Posted On: May 5, 2003

San Diego Homeowners Insurance: The Devil Resides in the Details

In San Diego, many residents are home owners. In San Diego, as well, most home owners have a mortgage and insurance policy. Many companies such as Farmers and State Farm and Geico may have home owner insurance policies. Our firm of Pinkerton, Doppelt & Associates, LLP does not endorse or represent any of these companies and the links are placed for information purposes only. If you have any questions, please feel free to e mail our office.

Reading and understanding all of the language in a homeowners' insurance policy are not formalities to be skipped over while searching for the signature line. As with any contract, the fine print can have real and lasting consequences, and its contents will control over any contradictory verbal assurances. Taking the time to understand the terms of their policies might have headed off bad outcomes for homeowners in two recent cases.

Business Purposes Exclusion

Joan bought property consisting of a home, two barns, and other outbuildings. She also purchased a homeowners' insurance policy that excluded coverage for any nondwelling structure that was rented out "unless used solely as a private garage." Joan rented the barns to a commercial marina, which used them for winter storage of customers' boats. When one of the barns collapsed due to snow and ice on its roof, Joan submitted a claim for loss of the barn.

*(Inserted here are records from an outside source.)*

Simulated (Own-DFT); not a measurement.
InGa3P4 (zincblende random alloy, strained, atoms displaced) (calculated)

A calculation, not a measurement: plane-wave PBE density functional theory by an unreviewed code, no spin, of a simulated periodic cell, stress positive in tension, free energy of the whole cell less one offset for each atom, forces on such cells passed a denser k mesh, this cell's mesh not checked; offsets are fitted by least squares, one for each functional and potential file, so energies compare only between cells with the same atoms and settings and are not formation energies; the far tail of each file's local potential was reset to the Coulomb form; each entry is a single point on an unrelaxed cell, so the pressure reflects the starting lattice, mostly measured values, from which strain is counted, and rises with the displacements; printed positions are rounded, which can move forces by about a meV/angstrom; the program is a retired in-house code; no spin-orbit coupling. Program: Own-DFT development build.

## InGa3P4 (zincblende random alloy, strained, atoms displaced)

The insurer denied coverage, prompting Joan to point out that the rental exclusion should not apply because the marina was using the barn as a "private garage." Her point made sense as far as it went, but the insurer won because of a separate exclusion from coverage for any nondwelling "used in whole or in part for business purposes." Joan's main occupation was as a financial analyst, and she brought in only a few thousand dollars by renting out the barn. But all that was necessary for the business purposes exclusion to apply was that the insured regularly engage in the conduct with an intent to profit.

It was significant for the court that, by failing to disclose her conduct, Joan had prevented the insurer from knowing the risks it was insuring. The purpose of a business pursuits exclusion, after all, is to rule out coverage for a whole set of risks and liabilities flowing from business activity. It did not matter that the damage to the barn was not caused by the boats that were stored there for profit.

"Household" Defined

At the heart of another dispute over homeowners' insurance coverage was what turned out to be an erroneous assumption by the homeowners that "residents of your household" meant any persons living on the same parcel of land, even if in a different house from that occupied by the insureds. Ken and June lived in one house and their daughter and 10-year-old grandson lived rent-free in another house that was only 20 feet away and had the same mailing address. The close-knit family often shared meals and activities, and Ken and June regularly cared for their grandson.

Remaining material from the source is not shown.